2. The vertical single-stage mixed-flow cooling water circulating pump according to claim 1, characterized in that: The upper end of the pump head consists of an outlet section (7), a seal (5), a splash guard (6), a bearing component (4), a reverse support (3), and an anti-reverse device (2), while the lower end consists of a shaft system (9) and a hydraulic component (10). The shaft of the shaft system (9) passes through the outlet section (7) from bottom to top and is connected to the motor. The top of the outlet section (7) is provided with a sealing cavity, and a seal (5) is assembled inside the sealing cavity; a splash shield (6) is provided outside the seal (5) to encapsulate the seal (5) in the sealing cavity; The top of the outlet section (7) is also provided with a bearing component (4) for shaft support; The top of the outlet section (7) is also provided with a reverse support (3), and an anti-reverse device (2) is provided on the reverse support (3) to prevent the pump from reversing when the pump starts, runs, or stops, thus affecting the operation of the entire system. The hydraulic component (10) is located at the lower end of the shaft system (9).
3. The vertical single-stage mixed-flow cooling water circulating pump according to claim 2, characterized in that: The sealing cavity is connected to the pressure relief pipeline (13), and the sealing flushing flow rate is adjusted by the valve on the pressure relief pipeline (13) to control the sealing leakage.
4. The vertical single-stage mixed-flow cooling water circulating pump according to claim 2, characterized in that: The splash guard (6) is connected to the leakage collection pipe (14) to draw the liquid back into the pump pit.
5. The vertical single-stage mixed-flow cooling water circulating pump according to claim 2, characterized in that: One end of the bearing component (4) is connected to the pump outlet through the cooling water inlet pipe (11), and the other end is connected to the pit through the cooling water outlet pipe (12), forming a bearing self-cooling return flow. The cooling water is introduced into the bearing component (4) from the pump outlet and then flows back to the pump pit from the bearing component (4). The entire cooling uses its own medium and does not require external cooling water supply.
6. The vertical single-stage mixed-flow cooling water circulating pump according to claim 2, characterized in that: The bearing component (4) includes: an oil seal (15), a deep groove ball bearing (17), a spherical roller bearing (19), a cooling water pipe (22), and a bearing housing (23). The deep groove ball bearing (17) and spherical roller bearing (19) are installed in the inner cavity of the bearing housing (23); The outer wall of the bearing housing (23) is equipped with a cooling water pipe (22), and the two ends of the cooling water pipe (22) are connected to the cooling water inlet pipe (11) and the cooling water outlet pipe (12) respectively, for cooling the lubricating oil in the bearing housing; The bearing housing (23) and bearing cap (21) are fixed together by fasteners; The oil seal (15) is located inside the bearing cap (21) to prevent lubricating oil from splashing.

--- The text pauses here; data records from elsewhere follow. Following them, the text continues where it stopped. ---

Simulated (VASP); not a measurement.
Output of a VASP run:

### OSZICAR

7. The vertical single-stage mixed-flow cooling water circulating pump according to claim 6, characterized in that: The spherical roller bearing (19) and the deep groove ball bearing (17) are respectively installed on both sides of the bearing housing (18); The inner ring of the deep groove ball bearing (17) is provided with an oil baffle (16), and the oil baffle (16) and the deep groove ball bearing (17) are fixed by a locking nut (20).